Silicon dominates the microelectronics industry but it is not used in photonic applications because it does not emit light efficiently. Last year, however, researchers at the University of California at Los Angeles discovered a way to exploit the Raman effect and achieve laser action in silicon, although their device needed an eight metre long optical fibre to work. The Raman effect, which uses vibrations in a material to create optical gain, is routinely used in the telecommunications industry to amplify optical signals.

Now, Haisheng Rong and colleagues at Intel labs in Santa Clara, California and Jerusalem in Israel have made a compact all-silicon Raman laser on a single silicon chip. Rong and co-workers started by making an S-shaped silicon waveguide with standard photolithography and etching techniques. The waveguide had an effective core area of about 1.6 square microns and was around 4.8 centimetres long. Next, they fabricated the Raman laser optical cavity by coating one of the waveguide facets with a highly reflecting material.

The Intel team then pumped the cavity with pulses from a laser operating at a wavelength of 1536 nanometres (figure 1). The optical cavity began to lase at a wavelength of 1669.5 nanometres when the pump power reached 0.4 microwatts (figure 2). At present the device can only operate for about 100 nanoseconds before a process called two-photon absorption stops the laser action.
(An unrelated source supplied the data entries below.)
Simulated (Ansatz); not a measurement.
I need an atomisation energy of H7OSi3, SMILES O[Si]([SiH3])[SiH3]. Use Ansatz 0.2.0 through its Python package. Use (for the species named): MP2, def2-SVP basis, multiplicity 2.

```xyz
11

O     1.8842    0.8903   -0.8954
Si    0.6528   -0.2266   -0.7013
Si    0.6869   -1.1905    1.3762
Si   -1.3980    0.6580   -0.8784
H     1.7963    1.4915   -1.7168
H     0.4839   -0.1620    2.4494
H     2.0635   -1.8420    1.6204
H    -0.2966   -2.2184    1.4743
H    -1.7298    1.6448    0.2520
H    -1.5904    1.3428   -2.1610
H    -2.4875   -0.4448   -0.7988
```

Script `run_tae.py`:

"The laser was fabricated in an existing Fab using standard high-volume manufacturing processes," says Victor Krutul, technology strategist for silicon photonics at Intel. "Intel, as well as other researchers, is now working to solve the two-photon absorption problem so that the real breakthrough -- a continuous-wave silicon laser -- can be attained." Krutul adds that the goal of the company's silicon photonics research programme is to "siliconize" all the components needed to build a device known as a transceiver.